Landlord’s consent to planning applications

Landlord’s consent to planning applications

A review of the recent decision in Rotrust v Hautford

If a lease contains a tenant covenant “not to apply for planning permission without the permission of the landlord, such consent not to be unreasonably withheld or delayed,” what are the considerations that a court will give to whether a landlord’s refusal is unreasonable?

This was the question before the Court of Appeal in Rotrust Nominees Ltd v Hautford Ltd [2018] EWCA Civ 765 (17 April 2018).

The case related to a London property extending over six floors with ground and basement used for retail; offices on the first and second floors; with residential on the top two floors.

A lease had been granted of the whole building in 1986 for 100 years. The parties to the action were the current freeeholder, Rotrust, and the tenant of the whole building, Hautford.

The tenant’s user covenant in the lease was:

“Not to use the Demised Premises otherwise than for one or more of the following purposes (a) retail shop (b) offices (c) residential purposes (d) storage (e) studio PROVIDED however that nothing herein contained shall imply or be deemed to be a warranty that the Demised Premises may in accordance with all Town Planning Law and Regulations now or from time to time in force be used for the purposes above mentioned.”
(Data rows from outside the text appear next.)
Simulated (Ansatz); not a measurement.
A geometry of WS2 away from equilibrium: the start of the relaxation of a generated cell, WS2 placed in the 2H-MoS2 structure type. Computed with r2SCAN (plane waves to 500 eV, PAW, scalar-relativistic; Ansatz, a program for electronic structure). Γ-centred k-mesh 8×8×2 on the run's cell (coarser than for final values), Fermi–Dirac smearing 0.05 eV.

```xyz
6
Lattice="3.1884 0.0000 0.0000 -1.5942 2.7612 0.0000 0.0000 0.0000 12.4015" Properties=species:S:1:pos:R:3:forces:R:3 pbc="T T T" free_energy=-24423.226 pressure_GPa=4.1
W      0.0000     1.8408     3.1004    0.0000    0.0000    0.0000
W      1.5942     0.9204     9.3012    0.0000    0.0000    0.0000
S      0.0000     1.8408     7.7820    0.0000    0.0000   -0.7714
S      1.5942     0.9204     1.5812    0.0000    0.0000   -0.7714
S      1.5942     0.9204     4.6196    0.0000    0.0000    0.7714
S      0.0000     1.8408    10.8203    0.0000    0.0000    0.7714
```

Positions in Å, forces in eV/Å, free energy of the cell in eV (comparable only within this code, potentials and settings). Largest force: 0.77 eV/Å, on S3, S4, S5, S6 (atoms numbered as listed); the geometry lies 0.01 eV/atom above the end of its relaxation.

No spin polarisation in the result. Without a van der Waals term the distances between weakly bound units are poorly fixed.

The tenant’s planning covenant, was:

“To perform and observe all the provisions and requirements of all statutes and regulations relating to Town and Country Planning and not to apply for any planning permission without the prior written consent of the Landlord such consent not to be unreasonably withheld …”

Hautford had sought landlord’s consent to allow Hautford to seek planning permission for change of use of the first and second floors from office/ancillary to retail use to residential use. Rotrust’s predecessor and, in turn, Rotrust, had refused consent on the grounds, firstly, that such use would increase the prospect of successful enfranchisement and in addition, such enfranchisement would damage Rotrust’s management of its wider estate. The county court had held these reasons to be unreasonable and so Rotrust appealed that decision.

There have been no reported cases relating to reasonableness of a landlord’s refusal of consent pursuant to a tenant’s covenant not to apply for planning permission without the landlord’s consent, such consent not to be unreasonably withheld. However, all parties agreed that the general principles relating to consent to assignment or subletting without the landlord’s permission, such consent not to be unreasonably withheld, applied. The tenant needed to show that the landlord was being unreasonable in refusing consent to the proposed planning permission; the test of reasonableness is an objective test; and it was accepted also that the freeholder would not have been unreasonable in refusing consent if their decision was one which a reasonable landlord might have reached in the circumstances, even though other landlords might have decided otherwise.

However, despite representations on behalf of the freeholder to the contrary, the Court of Appeal accepted that the freeholder’s appeal against the county court’s decision should be dismissed.

The reasoning was as follows.

  1. The Court of Appeal considered whether the planning covenant’s purpose included precluding the residential use of the first and second floors in order to prevent enfranchisement. It concluded that this was not its purpose. This was because the tenant’s user covenant expressly authorised the use of the entire property as residential. While this was subject to a proviso that the use allowed by the user covenant did not imply that such use would be permitted by planning law, there was no proviso that residential use for the whole or any part of the Property was subject to the landlord’s consent. To suggest otherwise (as the freeholder sought to do) would simply amount to a re-writing of the user clause.
  2. In support of that, the Court of Appeal pointed out that anyone, not merely a tenant or someone with an interest in the property, can apply for planning permission. So, if the freeholder’s argument was correct, it could, on the one hand, prevent Hautford from applying for planning permission to use the first and second floors for residential purposes. However, on the other hand, if a third party successfully applied for such permission, Hautford could take advantage of that permission.
  3. It made no difference that change of use of the first and second floors would substantially enhance the prospects of success in an enfranchisement application: the lease was granted against the legislative background of the enfranchisement legislation and the user covenant expressly authorised use of the entire property for residential purposes.
  4. Earlier cases cited by the freeholder, in which it had been held that the landlord had not been unreasonable in refusing consent to an assignment to a person who would be entitled to enfranchise were distinguished because in those earlier cases the leases had been granted before the enfranchisement legislation had been enacted or even contemplated.
  5.  As to the freeholder’s argument that it was reasonable to refuse consent because enfranchisement of the property would adversely affect the proper management of its wider estate, there was no scope for reaching a different conclusion merely because any particular landlord for the time being happens to own the adjoining or neighbouring property in the area. In any event, wider management considerations could be sufficiently met by the insertion of restrictive covenants in the transfer of the freehold, which was catered for within the enfranchisement legislation.

For those reasons, the appeal was dismissed. That being the case, the county court’s declaration that Rotrust had unreasonably withheld consent was correct, with the consequence that Hautford is entitled, notwithstanding Rotrust’s refusal, to make the planning application in any event.